The NBC schedule for 1979-1981 was essentially the same as in 1978 except that NBC included all 16 games on the opening weekend as part of its regional coverage.

In 1980, six-month old ESPN picked up the NCAA Productions feeds of two games on the opening Thursday night and three on the opening Friday night of the tournament. ESPN also picked up these feeds for the regional semifinals the following Thu/Fri carrying five games live and the other three on tape delay.

In 1981, ESPN aired the NCAA Productions telecasts of all 16 Thu/Fri first round games (four live and the remainder on tape delay). ESPN provided the same regional semis coverage as in 1980.
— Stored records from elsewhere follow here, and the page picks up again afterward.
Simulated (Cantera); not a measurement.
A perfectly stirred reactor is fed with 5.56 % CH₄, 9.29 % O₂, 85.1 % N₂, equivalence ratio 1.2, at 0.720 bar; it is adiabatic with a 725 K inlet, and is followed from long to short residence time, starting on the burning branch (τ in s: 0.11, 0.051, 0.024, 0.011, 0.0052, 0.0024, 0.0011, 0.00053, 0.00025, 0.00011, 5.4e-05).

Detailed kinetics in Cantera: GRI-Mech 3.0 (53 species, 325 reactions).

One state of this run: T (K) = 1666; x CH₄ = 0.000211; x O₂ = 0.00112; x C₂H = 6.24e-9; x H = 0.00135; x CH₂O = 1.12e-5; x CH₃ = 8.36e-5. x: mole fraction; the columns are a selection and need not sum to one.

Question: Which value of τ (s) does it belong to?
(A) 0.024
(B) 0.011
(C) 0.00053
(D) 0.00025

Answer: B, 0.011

ESPN also carried the NCAA Productions feed for the Final Four consolation game in both 1980 and 1981.

Monday, February 13, 2012

ESPN Classic replay of 1960 World Series game 7

ESPN Classic is replaying game 7 of the 1960 World Series on Tues 2/14 at 7 pm ET. This classic TV footage comes from the kinescope found in the wine cellar of Bing Crosby that was previously featured in a special aired on MLB Network in December 2010. The NBC telecast was called by Bob Prince and Mel Allen.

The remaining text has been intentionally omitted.